Now, we already had a small discussion on where this blog was going, and we all decided wholehearted that it is not to become a blog that just contains photos of me accidentally dressed up in bizarreness.

Good.
There will be no photos posted of me in the bottom end of a horse costume on Satdee night.
Cope.

Sunday, September 11, 2005

Freakin stood up again!

I'm totally practising to be a way cool photographer and have set up a studio in my house. Every now and then someone approaches me to jumpstart their portfolio or to get some photos for their family or partner. I get really excited at the opportunity because I want to be really freakin good. I get better, they get free good photos, works for everyone.

Anyway, I sit here for the second Sunday in a row stood up by the same girl. Dagnammit!
So, if any of you lovely people want some way groovy photos of your or someone you know feel free to e-mail me. The only condition is that you have to freakin show up!

Thursday, September 08, 2005

Making a stand!!

Listen you advertising anonymous and non-anonymous blogging not even real people but probably robots of some sort comment leavers, I’m going to delete all your sales pitches starting now.

Yeah, what do you have to say about that?!?

Something new....

-Start Prologue to Story-

Exercise makes me bored.
Exercise needs to be hard work.
Freakin.
Ice cream is no good as motivation to get exercising.

Melbourne, being fadish like nothing else, I've noticed that different exercises have come in and out of fashion; gyms, rollerblading, yoga, pilates, touch football, team sports, bootcamp, dancing, etc, etc.

They all still exist, obviously, but they've all had their moment to shine. So, I hear you almost ask except you haven't thought of it yet, what is all a shinin' right this very second?

Well my friends, I always make an effort to have answers to the questions I've asked on your behalf and this, this is no exception. The latest trend in fitness is Bollywood dancing. I gave it a burl last night and it was massive. It has totally, totally exploded and this class I went to was massively packed.

The most obvious thing was that there were 4 boys and a hundred million girls. We were a bit nervous, girls can snap at any second, but it all turned out okay.

The existence of Bollywood has only recently blipped my radar, but the dance moves we learnt totally seemed familiar. It was hard, I felt it in my thighs and in my stomach. It was pretty freakin' fun, the chicks were giggling the whole way through and we totally learnt a whole song (Salsa teaches like, 12 seconds of moves over the hour).

-End Prologue to Story-

-Start Story-


Such funness!


-End Story-

Boys and Girls,

Let's have a little chat shall we? I wanted to get you all together, to talk about this blog. As I approach the mature 100 post mark, I feel that I should let you know on the direction of this timekillingdevice journey.
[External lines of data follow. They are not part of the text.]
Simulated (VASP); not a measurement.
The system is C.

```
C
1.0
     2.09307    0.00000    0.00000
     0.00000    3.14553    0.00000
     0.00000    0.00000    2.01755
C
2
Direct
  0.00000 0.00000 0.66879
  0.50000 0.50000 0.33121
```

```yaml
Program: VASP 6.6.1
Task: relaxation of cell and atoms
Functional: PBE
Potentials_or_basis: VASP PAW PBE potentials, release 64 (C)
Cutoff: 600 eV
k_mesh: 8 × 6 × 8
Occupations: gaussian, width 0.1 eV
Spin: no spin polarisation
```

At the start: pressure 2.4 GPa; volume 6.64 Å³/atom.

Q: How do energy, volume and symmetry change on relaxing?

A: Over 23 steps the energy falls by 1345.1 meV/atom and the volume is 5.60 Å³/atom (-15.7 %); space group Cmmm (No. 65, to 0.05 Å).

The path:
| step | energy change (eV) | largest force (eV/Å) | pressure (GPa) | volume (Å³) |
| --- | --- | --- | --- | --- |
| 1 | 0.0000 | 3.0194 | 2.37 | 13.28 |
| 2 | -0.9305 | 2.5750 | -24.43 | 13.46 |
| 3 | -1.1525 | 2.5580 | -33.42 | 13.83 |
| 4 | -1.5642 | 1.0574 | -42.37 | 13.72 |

I know you are surprised, shocked even, you probably assumed this adventure was a random wander, a chronical of the unlinked. There are, however, certain restrictions I have placed on this bloggothingo. I actually started this blog as a bit of fun, something to wile away the working hours. Later, I noticed that I tended to use it as a journal to get stuff off my chest (not anvils, scorpions - emotions) but it got all complainy and boring.

Then, I started to happen along other people's blogs (before then I only found gibberish on the 'next blog' button) and be entertained by the funness. So, my posts became more interactive, more involved with the blogosphere rather than internal 'woe is me' dialogues.
This thing will actually become my travel blog in January 2006. This means that I'll actually have to introduce it to my world. Orginally I was never going to do that, so I could be completely open and write about anything in my life without regard for offending anyone. Over time I realised that posts like that aren't really me and that this'll be a great spot to update peoples/countries with any travel adventures I accidentally happen upon. I'm a bit excited I'll be able to chuck photos on too.

So, that's where things are headed. I'm aware of the irony that 'not going nowhere' will become a travel journal at some point. I'm also not really looking forward to the point where I'll have to tell everyone about it and they'll possibly notice I've blogged up a storm for a few months, but I'm sure I'll cope. I'm a trooper/I'll forget.

Good. I'm glad we had this discussion.

Monday, September 05, 2005

Satdee night


Disco Sex IV.


Was Da Bomb! Was the gas!
Was way groovy baby!!

Friday, September 02, 2005

Last night...

... a girl at Salsa said that only 5% of the world "gets it", and I'm one of them. I totally agreed but still, 12 hours later, I still have no idea what she was talking about.